Virgin Territory

Sometimes when I get into work in the morning, I feel like Adam and Eve must have felt during those innocent days spent in Eden. Like them, I have no precedents, anything seems possible and I am unaware of the ‘nakedness’ of my planning expertise. I work for one of the growing breed of ‘business communication agencies’. A business communications agency is an organisation that communicates to internal and external audiences (e.g. employees and shareholders) on behalf of blue-chip clients. In my case, the services we offer include event production, video production, Internet and Intranet consultancy and production and graphic design.

Why do I feel like Adam? There is very little history of planning, research or measurement in the business communications environment. Traditionally the industry has relied upon nice letters from clients and the odd bouquet of flowers. Quite suitable for a show featuring dancing girls, choked with dry ice, produced by a failed theatre luvvie but hardly evidence of an industry providing tangible business benefits and truly accountable services.

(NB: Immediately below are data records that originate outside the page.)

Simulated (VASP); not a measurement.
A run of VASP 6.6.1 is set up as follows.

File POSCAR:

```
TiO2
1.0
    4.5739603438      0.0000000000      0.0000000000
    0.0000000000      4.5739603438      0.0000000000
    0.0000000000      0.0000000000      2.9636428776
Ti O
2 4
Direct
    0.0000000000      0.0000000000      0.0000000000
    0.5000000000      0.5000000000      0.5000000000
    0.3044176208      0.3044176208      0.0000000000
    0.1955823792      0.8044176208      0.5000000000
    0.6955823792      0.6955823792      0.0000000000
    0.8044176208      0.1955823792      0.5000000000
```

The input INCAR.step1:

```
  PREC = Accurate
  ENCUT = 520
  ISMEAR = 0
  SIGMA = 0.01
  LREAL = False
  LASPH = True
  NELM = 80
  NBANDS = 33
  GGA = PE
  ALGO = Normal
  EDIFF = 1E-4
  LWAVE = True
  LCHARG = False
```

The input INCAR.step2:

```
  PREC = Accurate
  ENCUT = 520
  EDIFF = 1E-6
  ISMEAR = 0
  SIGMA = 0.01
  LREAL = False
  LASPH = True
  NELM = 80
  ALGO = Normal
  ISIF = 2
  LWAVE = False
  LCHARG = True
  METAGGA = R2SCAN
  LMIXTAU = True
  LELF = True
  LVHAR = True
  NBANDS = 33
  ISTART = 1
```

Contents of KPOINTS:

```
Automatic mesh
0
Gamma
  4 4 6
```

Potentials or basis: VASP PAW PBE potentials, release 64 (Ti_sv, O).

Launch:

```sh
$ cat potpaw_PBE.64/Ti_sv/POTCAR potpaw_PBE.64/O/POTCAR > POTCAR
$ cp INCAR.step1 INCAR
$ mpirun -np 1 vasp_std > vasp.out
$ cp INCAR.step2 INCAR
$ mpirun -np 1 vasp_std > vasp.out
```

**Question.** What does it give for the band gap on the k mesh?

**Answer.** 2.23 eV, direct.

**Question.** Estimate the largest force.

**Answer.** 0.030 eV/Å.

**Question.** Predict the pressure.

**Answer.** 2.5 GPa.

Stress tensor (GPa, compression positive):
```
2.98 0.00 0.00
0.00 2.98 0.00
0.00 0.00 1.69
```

The development of a planning function at Crown, that seeks to measure the effectiveness of existing communication initiatives, has been undertaken in order to improve the quality of our creative production, to strengthen our client’s hand and our own. By analysing how well the messages we are communicating are getting through to the audience, we are able to recommend improvements to future communication strategies. In effect, we are moving ‘up the food chain’, seeking to become a valued communications partner, rather than simply a production supplier. This may be the key to the advent of business communication campaigns rather than the one-off projects and constant pitching that is endemic in our industry.

There is however a serpent in this planning Eden. The serpent is the real and cultural obstacle to the planning concept in an industry traditionally devoid of it. Internally, account directors are not used to the concept of quantitative and qualitative measurement of their creative output. Externally, many clients are not in the habit of providing any serious analytical work to justify expenditure on communication. Is that why Marketing Directors (who have the support of statistics) get to sit on the board, whilst Communications Directors generally do not?

The advent of digital media is changing all that. Since it is possible to analyse the way in which employees use a corporate Intranet (down to a mouse-click) backed up with qualitative assessment of their reaction to the content, the time is ripe for an explosion of business communications planning. It is a ‘no brainer’; the opportunity to provide evidence of the tangible success of a communications initiative gives us a competitive advantage.

This is the virgin territory in which I work every day, it can be interesting and fun. It can also be incredibly frustrating. There are times when I gaze at the esteemed halls of Advertising and Direct Marketing planners and long for the heritage and ancestry that exists there. But in conclusion, my rallying cry is twofold; on the one hand it is aimed at those struggling to develop a planning function in their own agencies – keep pushing! On the other, it is directed at those within more traditional planning environments – support the extension of planning principles wherever you see them.